Hawkeye, similarly, begins with a fine premise: Clint Barton has to go back into action to stop a crime ring with ties to his Ronin activities, led by a woman whose life he destroyed. A straightforward story about a fallen hero atoning for his past sins is perfect for Clint, and the breathing room a miniseries gives would allow for plenty of introspection from a good man who’s made terrible mistakes. The flashbacks to his tenure as Ronin also serve this plot and theme, showing us the crimes that were mostly implied in Endgame. (Yes, he killed off that Yakuza crew in the movie, but this would be a chance to show some of the more morally ambiguous vigilantism he perpetrated.) Even having a companion makes sense, especially one who looks up to him as Kate does; watching an idol fall from grace in real time complements Clint’s penance perfectly. But things begin to go wrong when the companion takes over the story, and Hawkeye morphs from a Clint redemption tale to an origin for Kate Bishop’s version of Hawkeye. Suddenly, the main plot is diluted. Then, the villains get overly complex, with Clint after an item pilfered from the destroyed Avengers compound, Kate’s mother involved in the criminal activity (with her prospective stepfather as a red herring), the Kingpin pulling her strings, and Black Widow’s sister as an X-factor trying to kill Clint. Throw in some Central Park LARPers and a one-eyed dog, and you’ve another dud that crumbled under the weight of its unending plot threads.
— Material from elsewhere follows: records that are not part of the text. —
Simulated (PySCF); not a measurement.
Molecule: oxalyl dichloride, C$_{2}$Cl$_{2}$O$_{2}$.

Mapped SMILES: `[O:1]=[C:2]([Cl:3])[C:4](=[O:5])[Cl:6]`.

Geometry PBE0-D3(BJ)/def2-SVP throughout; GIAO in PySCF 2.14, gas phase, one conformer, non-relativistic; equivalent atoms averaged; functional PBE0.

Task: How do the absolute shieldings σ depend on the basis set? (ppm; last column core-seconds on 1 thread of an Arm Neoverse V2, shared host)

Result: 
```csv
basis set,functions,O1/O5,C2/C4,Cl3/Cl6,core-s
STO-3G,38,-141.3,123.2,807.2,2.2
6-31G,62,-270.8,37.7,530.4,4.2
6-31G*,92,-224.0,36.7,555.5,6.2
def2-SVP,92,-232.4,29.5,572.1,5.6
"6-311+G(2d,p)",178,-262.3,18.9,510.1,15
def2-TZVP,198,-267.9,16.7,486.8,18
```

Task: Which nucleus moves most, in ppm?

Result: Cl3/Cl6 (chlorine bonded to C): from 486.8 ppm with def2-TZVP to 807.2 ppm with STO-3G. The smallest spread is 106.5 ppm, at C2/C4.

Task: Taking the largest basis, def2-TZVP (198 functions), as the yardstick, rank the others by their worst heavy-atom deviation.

For a modern example of how to properly execute a miniseries, look at independent studio The Ink Factory and its adaptations of legendary spy author John le Carré’s novels. Formed in 2010 by Stephen and Simon Cornwell – two of le Carré’s sons – The Ink Factory has turned two of his books into miniseries that were joint productions with BBC and AMC: The Night Manager in 2016 and The Little Drummer Girl in 2018. Both consist of six hour(ish)-long episodes, and though they retain the complexities of a le Carré novel, the plots themselves are quite straightforward. In The Night Manager, the titular hotelier, Jonathan Pine (Tom Hiddleston), is recruited by British Intelligence to infiltrate the inner circle of Richard Roper (Hugh Laurie), an arms dealer who sells weapons of war to terrorists and dictators. New threads pop up – Roper’s increasingly disenchanted girlfriend, betrayals from MI6, troubled clients – but each one serves the main story and Pine’s character arc. There are elements that would never have been able to play out in nearly as much detail were The Night Manager adapted as a movie; Pine’s road to establishing his criminal alter ego would have been greatly shortened, and his backstory as a night manager in Cairo would have little to none of its power. Conversely, a full television show would be too long and necessitate tangents and complications that would slow an already deliberate pace to a dehydrated crawl. The miniseries format is ideal, and as a result, The Night Manager is spectacular.

Maybe just as good is The Little Drummer Girl, wherein Charlie Ross (Florence Pugh, who is so wonderful in this you’ll curse Marvel for making her embarrass herself as Yelena), a vapid young English actress, is also recruited – though more forcibly than The Night Manager’s Pine – by the Mossad to ingratiate herself with a Palestinian terrorist group that’s been plying its murderous trade across Europe. Along the way, she and her handler, Gadi Becker (Alexander Skarsgård), develop an attraction that’s complicated by the danger in which he must put her. Like The Night Manager, The Little Drummer Girl consists of six episodes about an hour each in length, and there are story threads and complications to go along with a host of characters supporting the main three – Charlie, Gadi, and Israeli spymaster Martin Kurtz (Michael Shannon), a methodical chess player of a spook whose basic decency does not prevent him from using Charlie like a tool to accomplish his mission. But, as a miniseries, all of these elements have the time to develop, to feel complete, and to work in tandem with the main plot instead of piling onto it like the Marvel ones. Again, the miniseries is the ideal format; the romance between Charlie and Gadi is believable because we see it grow in detail, and the various aspects of Charlie’s training come across as arduous and meticulous with enough screen time to devote to them – time that wouldn’t be available in a film and necessitate shortcuts. For example, one of the reasons Charlie is selected is because she has a photographic memory; while the miniseries explores how this works through her training and the learning of her complex cover story, a movie would use it as shorthand to bypass these sequences entirely, losing a vital part of the plot. (The Little Drummer Girl was once adapted as a movie in 1984. I’ve never seen that version, and after experiencing this one, I don’t know if I care to because I can’t imagine it being nearly as good.) Also like The Night Manager, this isn’t a fast-paced story, and a drawn-out TV show would get dull fast. As a miniseries, it works perfectly.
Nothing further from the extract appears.